In the ceramics section, a rare slipware rocking cradle from circa 1700 attracted four telephone lines and a large commission bid, and it was one of the telephone bidders who triumphed as it fetched a triple-estimate £2,700. The picture section followed, and a small watercolour ‘upgraded’ from the fortnightly sale topped proceedings, having been consigned from another significant local estate. The finely-painted view of the Avon Gorge by Stanley Badmin left its estimate far behind to sell for £2,700 [LOT 390]. 

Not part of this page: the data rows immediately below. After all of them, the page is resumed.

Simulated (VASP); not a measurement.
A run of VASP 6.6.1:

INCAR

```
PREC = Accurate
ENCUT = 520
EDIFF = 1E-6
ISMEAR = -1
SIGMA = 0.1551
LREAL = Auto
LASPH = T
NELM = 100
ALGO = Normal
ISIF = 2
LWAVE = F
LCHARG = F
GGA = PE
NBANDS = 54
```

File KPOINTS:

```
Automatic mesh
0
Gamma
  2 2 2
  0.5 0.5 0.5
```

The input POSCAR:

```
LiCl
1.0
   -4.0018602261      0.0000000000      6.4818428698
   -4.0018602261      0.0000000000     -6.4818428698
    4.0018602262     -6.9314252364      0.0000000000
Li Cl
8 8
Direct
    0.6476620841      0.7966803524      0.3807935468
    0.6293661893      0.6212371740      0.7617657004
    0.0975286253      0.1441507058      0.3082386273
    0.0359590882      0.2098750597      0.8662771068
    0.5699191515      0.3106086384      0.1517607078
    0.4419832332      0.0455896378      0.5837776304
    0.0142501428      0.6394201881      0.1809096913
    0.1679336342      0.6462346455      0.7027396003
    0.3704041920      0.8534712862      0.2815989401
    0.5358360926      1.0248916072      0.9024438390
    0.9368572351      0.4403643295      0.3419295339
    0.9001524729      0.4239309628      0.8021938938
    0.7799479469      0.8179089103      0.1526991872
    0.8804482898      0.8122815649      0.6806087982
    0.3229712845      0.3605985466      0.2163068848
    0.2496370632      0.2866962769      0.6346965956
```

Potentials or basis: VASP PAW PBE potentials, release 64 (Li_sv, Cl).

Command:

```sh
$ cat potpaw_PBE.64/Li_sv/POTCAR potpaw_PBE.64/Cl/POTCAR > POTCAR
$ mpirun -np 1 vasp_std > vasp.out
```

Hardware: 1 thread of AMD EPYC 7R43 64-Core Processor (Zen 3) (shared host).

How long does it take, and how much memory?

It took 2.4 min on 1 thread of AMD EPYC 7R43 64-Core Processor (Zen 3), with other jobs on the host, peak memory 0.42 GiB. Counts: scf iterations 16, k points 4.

Furniture was also quite buoyant, with four telephone bidders and three commission bidders losing out to an internet bidder as a Bechstein upright piano sold for a multiple-estimate £4,800. Modern Design continued to perform well, as a set of four Danish J. L. Moller Model 78 rosewood chairs sold for £1,100. The sale concluded with a superb collection of coins from a local vendor, and from over 115 lots, just two failed to find buyers. Many were gold sovereigns, most fetching in the £240-280 region as gold continues to rise, but there are always a few exceptions – and a particularly good half-sovereign made three times its usual price at £350, a 1746 Lima Crown sold for £500, and an 1847 Gothic ‘Undecimo’ Crown sold at £920, all above top estimate.

The next two weeks sees intense activity, with a large general sale on 26th September, valuation days on 30th September and 1st October 9.30am-1pm and 2-5pm, a specialist Jewellery and Watch valuation day on Saturday 5thOctober 10am-4pm at Stoke Lodge Bristol, and finally on Monday 7th at the Saleroom.